Throughout her career, Ross’s art has been guided by truth and intuition. At 17, there was a brief period of high-fashion modeling, a time she describes as a “huge stepping stone away from my shyness that allowed me to move forward.” Later, after graduating from Brown University in 1994, she worked as a fashion editor at Mirabella and New York. In 1996, she made her big- screen acting debut, followed by a string of independent films and television roles. In 2000, she starred in MTV’s sketch-series The Lyricist Lounge Show, “sharpening her character work.” In one episode, she morphs seamlessly from a repressed writer into ditzy mercenary. Later that year, she arrived to mainstream consciousness as Joan Carol Clayton on the indomitable sitcom Girlfriends. These continuous reimaginings were never calculated or purposeful, but rather an exploration of self-expression: “I was always expressive, even as a child, and everything is just another layer of who I am. There are certain parts of me that get the stage, and others that don’t. Sometimes the career has followed, sometimes it hasn’t. I’ve stayed true to myself, to my journey, and all of my choices have been about what feels right. With modeling, it really brought forward my real personality. I discovered I had much more to say and modeling wasn’t the end- all-be-all I had dreamed it to be. I moved my love of fashion and image-making into other aspects of my life.”
Fashion was her entry into the realm of visual art. Since 1982, she’s collected editions of Vogue, Casa Vogue, Harper’s Bazaar and various other publications, which introduced her to a world of possibility. “Art is all through those pages—you can’t help but become influenced by that decadence, the aspiration, the dream.” Her eyes grow wide as she discusses the creations of late designers like Elio Fiorucci and Willi Smith, legends of time’s past who showcased the limitlessness of creative expression. She also recounts poring through her mother’s closet, pulling out the pieces she loved most and moving them into her room. “I was visioning,” she remembers comically.
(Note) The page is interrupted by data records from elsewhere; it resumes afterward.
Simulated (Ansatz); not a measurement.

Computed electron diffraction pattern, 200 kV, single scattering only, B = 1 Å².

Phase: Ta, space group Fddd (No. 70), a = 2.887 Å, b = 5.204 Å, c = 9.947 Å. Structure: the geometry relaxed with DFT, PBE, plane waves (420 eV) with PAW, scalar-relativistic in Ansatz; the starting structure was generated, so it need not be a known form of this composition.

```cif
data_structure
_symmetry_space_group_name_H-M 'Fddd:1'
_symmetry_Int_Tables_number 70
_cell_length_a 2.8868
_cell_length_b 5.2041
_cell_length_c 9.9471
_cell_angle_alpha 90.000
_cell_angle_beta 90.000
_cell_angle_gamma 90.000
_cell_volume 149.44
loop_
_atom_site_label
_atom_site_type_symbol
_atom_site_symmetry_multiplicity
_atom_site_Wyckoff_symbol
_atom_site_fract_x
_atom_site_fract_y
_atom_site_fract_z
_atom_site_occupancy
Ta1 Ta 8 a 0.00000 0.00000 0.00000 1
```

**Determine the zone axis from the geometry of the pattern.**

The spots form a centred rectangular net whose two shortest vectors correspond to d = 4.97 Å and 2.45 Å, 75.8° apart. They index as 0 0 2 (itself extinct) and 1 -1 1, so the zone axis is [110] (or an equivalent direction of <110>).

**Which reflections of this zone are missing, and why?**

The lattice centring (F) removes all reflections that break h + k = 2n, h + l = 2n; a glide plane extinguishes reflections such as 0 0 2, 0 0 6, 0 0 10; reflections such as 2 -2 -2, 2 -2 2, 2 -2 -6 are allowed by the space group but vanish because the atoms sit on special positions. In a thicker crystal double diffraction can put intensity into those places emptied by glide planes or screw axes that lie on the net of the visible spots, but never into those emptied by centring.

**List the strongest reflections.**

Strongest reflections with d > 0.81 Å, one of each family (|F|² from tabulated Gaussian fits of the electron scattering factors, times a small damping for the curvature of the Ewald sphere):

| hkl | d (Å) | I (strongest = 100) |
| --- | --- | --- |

Other artists have nourished her as well. There was Andy Warhol, who painted her alongside her siblings and her mother, a memory she calls “pivotal.” Rodney McMillian shifted her ideas regarding active expression. Cindy Sherman was a “special” discovery; Sherman’s use of clothing, of invention, coincided with Ross’s own in-depth character work. There was Kalup Linzy and Richard Serra (with whom she spent an afternoon talking about art). Lorna Simpson’s work regarding hair left an indelible impression. “She left me thinking, she left me curious about our legacy and our stories.” Kara Walker has also been a guide. “There’s a conjuring of our history all through her work. You can feel it, even if you don’t know it. I wish we all knew our history better.”
Each of these artists underpin Ross’s work. To truly understand the importance of that work, its weight and fullness, you must situate her historically. Like Simpson, whose visual vernacular challenges misguided notions of beauty and like Walker, who unflinchingly parcels pain, Ross’s oeuvre threatens the Western canon. Black life, in all of its forms, is still connoted with horror, trauma and tragedy. In Hollywood, black spectacle is preferred. Ross’s ability to navigate this fact remains a study. On- screen, she is soothingly confrontational, exhuming lives that are often refuted. In Girlfriends, which ran for eight years, she wore her hair natural in every episode (more than a decade later, this is still not the standard). Presently, as Dr. Rainbow Johnson on ABC’s Black-ish, she avoids heavy make-up and excessive contouring. These choices are emblematic of her adroit control and a refusal to create regressive art. And it has not been without consequence.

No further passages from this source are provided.